While commenting about the series Men of a Certain Age in a PBS documentary about the evolution of American television programming, actor Ray Romano mentions the myth of Sisyphus and immediately apologizes for knowing about it.
I’m not trying to sound like I’m smart because that’s the first time I heard of it, was when Mike wrote it in the script.
The reference is to a line spoken by one of the characters in the first episode of the TV series being discussed. The Scott Bakula character says that he couldn’t be a salesman because it’s “too sisyphean.”
sisyphean: adjective. Of or pertaining to Sisyphus; like Sisypus; resembling the fruitless toil of Sisyphus; endless and ineffective.
In Greek mythology, Sisyphus is a deceitful, murderous king who sets himself above the gods in his arrogance. When he is finally dragged to justice in the afterlife, Zeus sentences him to spend eternity in the hellish region of Tartarus where he has the task of rolling a boulder up a hill. Each time Sisyphus nears the summit, the boulder escapes his grip and rolls away. His punishment is the agony of eternal frustration, an appropriate torment for a life-long schemer.

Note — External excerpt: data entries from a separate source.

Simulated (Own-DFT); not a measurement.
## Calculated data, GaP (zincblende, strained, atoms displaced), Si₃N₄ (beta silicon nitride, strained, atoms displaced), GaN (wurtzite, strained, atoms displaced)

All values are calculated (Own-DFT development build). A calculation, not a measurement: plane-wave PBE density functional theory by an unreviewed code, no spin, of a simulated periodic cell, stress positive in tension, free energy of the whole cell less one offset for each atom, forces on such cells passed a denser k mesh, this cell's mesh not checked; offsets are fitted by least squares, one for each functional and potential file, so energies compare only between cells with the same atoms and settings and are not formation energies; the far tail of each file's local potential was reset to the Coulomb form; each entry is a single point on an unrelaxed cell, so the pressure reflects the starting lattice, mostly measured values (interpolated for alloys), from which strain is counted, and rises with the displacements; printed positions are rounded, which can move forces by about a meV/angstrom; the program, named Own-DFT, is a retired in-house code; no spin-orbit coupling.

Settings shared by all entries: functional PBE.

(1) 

When Romano was born in 1957, most American school children had been taught the myth of Sisyphus at least by the eighth grade. It was just one more thread in the tapestry of general knowledge that the public school curriculum provided at that time. Fifty-four years later, a popular American actor feels it necessary to distance himself from what has apparently come to be regarded as esoteric knowledge that “regular” people cannot be expected to know.
Not only a decline in general knowledge is evident in Romano’s remarks. His reinterpretation of the myth illustrates the way that American thinking has diminished in scope. Although Romano now knows that the word sisyphean comes from a story about a man who has to roll a rock up a hill, he doesn’t seem to know that the task is Sisyphus’ punishment for being a really bad man.
That [rolling the rock] may seem horrible, but ultimately, he’s happy, Sisyphus, because he has a job, he has something to focus on, something to put his energy into, something to, you know, accomplish.
The study of the Greek myths promotes thinking about universals. In the context of the story, Sisyphus deserves to be punished because he has violated universal laws of human decency. Out of context, he’s just a guy rolling a rock up a hill.
The U. S. public school curriculum has been stripped of much content that used to provide children with food for the intellect and the conscience. With the emphasis on test scores in something called “literacy,” literature and the habits of mind it fosters have become casualties of bureaucracy. The result is a generation of adults who are afraid to “look like they’re smart,” and for whom individual happiness is perceived as being the greatest good in life.